[nycphp-talk] Optimal Object, property, variable passing strategybetween classes
Hans Zaunere
lists at zaunere.com
Wed Jul 20 06:42:46 EDT 2005
On Tuesday, July 19, 2005 10:28 AM, talk-bounces at lists.nyphp.org wrote:
> Hans Zaunere wrote:
> >
> > Exactly. PHP uses copy-on-write, so even if the ampersand is not
> > used when passing variables, the variable's data isn't copied
> > unless it's changed in the local scope.
>
> Is there documentation about this somewhere? I'm wondering how this
> works...
That's a good question about the documentation. There was some, but I'm honestly not sure how current it is, given PHP 5.
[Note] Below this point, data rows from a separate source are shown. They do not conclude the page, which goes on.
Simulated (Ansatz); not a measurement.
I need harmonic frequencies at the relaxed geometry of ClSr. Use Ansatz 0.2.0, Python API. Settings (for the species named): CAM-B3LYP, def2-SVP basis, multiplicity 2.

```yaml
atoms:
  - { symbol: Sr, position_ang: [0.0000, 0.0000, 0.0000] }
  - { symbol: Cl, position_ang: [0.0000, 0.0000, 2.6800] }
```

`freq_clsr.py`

http://www.bozemanlug.org/talks/phppresentation.html
And that's not really what I was looking for, but google couldn't come up with the older document when given "andi php references"
But this is new:
http://www.zend.com/php5/andi-book-excerpt.php
> Given following code:
>
> function f($a)
> {
> $a[2] = "z";
> }
>
> $a = array("x","y","z");
> f($a);
>
> Will the PHP make a copy of value "z", the whole array $a, or does
> it notice that $a[2] already has the value "z". Or will it create a
> new array $a inside function f() and just uses copy-on-write to the
> values?
My understanding is that the entire array will be copied, thus locally scopped, into the function. When the function returns, the array is removed. If a "reference" was used, by indicating so with an ampersand, then the original array, outside of the function's scope, would be modified.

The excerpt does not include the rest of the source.